Western Australia crack down on mobile phone usage

After last week's news of law changes in Victoria, designed to penalise traffic offenders, Western Australia is also planning on tightening its road laws.

The state is gearing up to create a clearer definition and stricter prohibitions against the use of mobile phones when driving.

The concern for a fleet manager will be that those employees using vehicles for business will be more tempted to turn to the devices when on the road, leading to increased fines and penalties.

The new regulations, set to come into effect over the holiday period of September 26 will see mobile phone users facing a fine of $400 and three demerit points if found to be operating a device while driving.

As well as punishing offenders, the new rules are set to become clearer as a preventative measure.

According to the WA Government's Office of Road Safety, drivers will be found in breach of the modified road law if they:

  • Hold the phone.
  • Enter or place anything into the phone, or send or look at anything that is in the phone.
  • Turn the phone on or off.
  • Operate any other function of the phone.

Drivers can use mobile phones in specific and regulated ways, including making phone calls if the phone is in a mounting device or is not demanding the driver's physical attention in any way.

In a media statement, Road Safety Minister Liza Harvey said: "There are now no longer any excuses; it is simply unacceptable to touch your mobile phone while driving.

"Using your mobile phone, running a red light and speeding are just some of the broad range of offences that will see an increase in fines and demerit points."

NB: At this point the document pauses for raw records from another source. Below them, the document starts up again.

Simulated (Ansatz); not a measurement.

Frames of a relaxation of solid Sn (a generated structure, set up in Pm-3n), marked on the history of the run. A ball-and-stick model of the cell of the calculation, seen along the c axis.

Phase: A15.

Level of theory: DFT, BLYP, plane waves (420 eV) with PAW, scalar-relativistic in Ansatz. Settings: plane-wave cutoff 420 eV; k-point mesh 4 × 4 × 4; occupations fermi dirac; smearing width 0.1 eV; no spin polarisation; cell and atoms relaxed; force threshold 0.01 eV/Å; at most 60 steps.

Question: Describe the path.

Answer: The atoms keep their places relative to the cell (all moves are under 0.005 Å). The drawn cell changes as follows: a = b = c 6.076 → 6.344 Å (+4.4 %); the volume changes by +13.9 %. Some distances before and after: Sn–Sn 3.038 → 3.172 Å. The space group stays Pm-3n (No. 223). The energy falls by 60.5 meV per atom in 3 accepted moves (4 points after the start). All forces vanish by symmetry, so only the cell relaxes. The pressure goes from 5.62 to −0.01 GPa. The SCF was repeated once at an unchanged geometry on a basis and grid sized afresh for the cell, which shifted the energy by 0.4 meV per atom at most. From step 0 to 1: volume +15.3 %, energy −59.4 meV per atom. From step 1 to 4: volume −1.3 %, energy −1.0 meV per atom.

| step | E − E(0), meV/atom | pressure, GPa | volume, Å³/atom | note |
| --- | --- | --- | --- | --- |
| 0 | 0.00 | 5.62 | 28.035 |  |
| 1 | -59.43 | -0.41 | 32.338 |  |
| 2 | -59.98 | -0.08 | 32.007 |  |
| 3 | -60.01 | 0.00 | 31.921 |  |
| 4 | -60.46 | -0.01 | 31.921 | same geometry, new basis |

Fleet managers will need to be aware of the changes in order to educate their drivers on the dangers and illegality of mobile phone usage when on the road.

Those spending a lot of time on the road may be more tempted to pass their time in traffic by using mobile devices, though the new rules make it clear that this should be avoided.

For drivers whose job requires them to remain in contact with others, these clearer regulations should make it easier to work out a hands-free and legal method to do so.